As CEO, Sid Sijbrandij stated on their Q4-FY2024 earnings call, emphasis mine.
I think us and GitHub are the only true platforms today where it's a single application, single code base, single data store. And the big advantage of that is you get a faster cycle time. You don't have to switch applications. You can do very intelligent things with AI, for example. We wouldn't have been able to add so many AI functions, the most in the market, if it was across different applications. We have the broadest platform, because the more point solutions our customers can replace, the more they save on licensing, the more they save on integration costs. The better they can up their compliance, the more efficient they get.

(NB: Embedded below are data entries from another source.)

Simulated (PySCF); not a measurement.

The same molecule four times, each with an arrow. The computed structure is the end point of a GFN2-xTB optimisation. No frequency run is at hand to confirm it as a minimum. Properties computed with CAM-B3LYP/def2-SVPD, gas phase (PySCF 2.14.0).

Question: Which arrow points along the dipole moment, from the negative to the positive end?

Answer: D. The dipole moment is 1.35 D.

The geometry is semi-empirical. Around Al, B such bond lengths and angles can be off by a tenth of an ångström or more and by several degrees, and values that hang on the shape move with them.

We're talking to a CSO and it compares to GitHub, they see we can do a lot of things that they need and that GitHub can't do. GitHub doesn't have dynamic scanning. GitHub doesn't have API security. GitHub doesn't have fuzz testing. Even better, we can prove that they are compliant. With GitLab, they can tag every project, note the security framework, say what that security framework consists of and prove that. The auditors can walk in, point to any environment, and they have the reports ready. We're unique in that capability.
DevOps Magic Quadrant (Gartner)
Forrester too seems to love GitLab, naming it as having a stronger current offering than Amazon and Microsoft.
Forrester Integrated Delivery Platform (Forrester)
For Q4-FY2024, GitLab had an excellent Dollar based net retention rate or NRR of 130%, indicating a larger wallet share of customers, a solid rate for a SaaS / licensing company.
For Q4-FY2024 it had adjusted gross profit margins of almost 90% even with a SaaS component of 25% of revenues, which has lower margins than licensing revenue. This led to the first year of positive cash flow with $35Mn in operating cash, improving $152Mn from negative $117Mn.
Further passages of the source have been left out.